After completing this module you should be able to:
Define “unconformity” and “seismic gap”.
Know what the difference in one point of magnitude means as far as amplitude and energy.
Know how to calculate rate of plate motion, recurrence intervals and unit conversions.
You should also know where Point Reyes National Seashore is.
The setting – Point Reyes National Seashore
Point Reyes National Seashore is a quiet, serene landscape that provides an escape for inhabitants of the large nearby cities. Short hikes along the mountain trails, leisurely strolls along the beach, and scenic vistas of seals, sea lions, and Tule elk await visitors. But, the calm appearance of the landscape belies the story of violence told by the rocks below. The rocks of Point Reyes have been carried in from far away. The travel has not been a smooth journey, but rather a series of violent jolts. One, a hundred years ago, meant disaster for San Francisco.
Point Reyes National Seashore is a triangular-shaped peninsula located on the western edge of California (see inset), an hour’s drive from San Francisco. This map ranges from 37˚51’N to 38˚22’N in latitude and 122˚23’W to 123˚24’W in longitude. The length of the peninsula is ~47 km.

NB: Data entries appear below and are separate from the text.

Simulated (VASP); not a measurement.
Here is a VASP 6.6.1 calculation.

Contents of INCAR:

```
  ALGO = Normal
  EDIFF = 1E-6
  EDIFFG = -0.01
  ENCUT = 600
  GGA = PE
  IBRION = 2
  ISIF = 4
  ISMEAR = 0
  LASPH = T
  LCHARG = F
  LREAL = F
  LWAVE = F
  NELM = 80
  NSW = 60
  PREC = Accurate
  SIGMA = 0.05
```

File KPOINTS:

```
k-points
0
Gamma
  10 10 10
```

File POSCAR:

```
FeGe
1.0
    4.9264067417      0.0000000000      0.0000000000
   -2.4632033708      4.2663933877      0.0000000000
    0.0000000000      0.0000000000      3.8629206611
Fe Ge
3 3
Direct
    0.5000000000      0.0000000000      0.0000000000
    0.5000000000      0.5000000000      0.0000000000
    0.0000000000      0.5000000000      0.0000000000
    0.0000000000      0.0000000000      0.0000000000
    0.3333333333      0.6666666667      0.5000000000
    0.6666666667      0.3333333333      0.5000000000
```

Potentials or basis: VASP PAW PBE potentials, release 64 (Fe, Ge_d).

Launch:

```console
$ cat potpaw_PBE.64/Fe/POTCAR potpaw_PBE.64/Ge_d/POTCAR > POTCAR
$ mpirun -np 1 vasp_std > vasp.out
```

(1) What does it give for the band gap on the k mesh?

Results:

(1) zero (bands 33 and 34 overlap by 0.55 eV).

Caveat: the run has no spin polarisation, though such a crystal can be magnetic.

Question 1: The red triangle encloses the park. What is the range of latitude and longitude in minutes of the red triangle? Using the map scale, what is the width of the peninsula (black line) in km and miles?
Click on the spreadsheet icon above to access the template for this module. Save the file to your computer, enter your answers, and make the calculations. You will enter additional information into this template later.
Point Reyes Nonconformity
Marine sedimentary rocks overlie crystalline basement rocks on the peninsula. The contact is a nonconformity, a type of unconformity (diagram below). Unconformities represent discontinuities in the time line of geologic ages represented by the rocks (i.e., a period of non-deposition and erosion). Curiously, these rocks do not match the rocks (the Franciscan complex) to the east of the park.
The sandstones and conglomerates found at the Point Reyes lighthouse on the Pacific plate were deposited in submarine fans fed by deep sea canyons.
The rocks east of Point Reyes, on the North American plate, include serpentinite and blueschist.
Mélange rocks of the Franciscan Complex to the east of Point Reyes.
The skull below (top right image) is that of a modern California Gray Whale (41 feet long, weighing 30-40 tons).
Return to Slide 14
Hit “Enter” and wait to view the various rock types and their location on the peninsula.
QH - Ripple marks
QH - Dunes near Abbotts lagoon.
Tp - Cliffs of Drakes Bay
Tpr – Point Reyes Conglomerate
Kg – Salinian granitic rocks
After Clark and Brabb (1997), Blake and others 2000), and Bruns and others (2002).
A line drawn through Tomales Bay represents an active tectonic boundary with the Pacific plate to the west and the North American plate to the east. The Pacific plate is moving northwest relative to the North American plate. The boundary between the two plates is better known as the San Andreas fault zone--a right-lateral, strike-slip fault.
North American plate
View of Tomales Bay from Mount Vision. Dashed line indicates trace of the San Andreas fault. Note the contrast in grassland vegetation on the east side of the bay and evergreen forest on the west side. The contrast is due in part to the soil that forms from the different underlying rocks.
North American plate
Pacific plate boundary
The map below gives more detail about the eastern edge of the Pacific plate. The gray area is the continental shelf off northern California. At the edge of the continental shelf is the continental slope. It is incised from turbidity currents much like a mountain is incised from erosion by moving water. The blue area is the Pacific ocean.
Can you spot Point Reyes and see the trace of the San Andreas Fault system?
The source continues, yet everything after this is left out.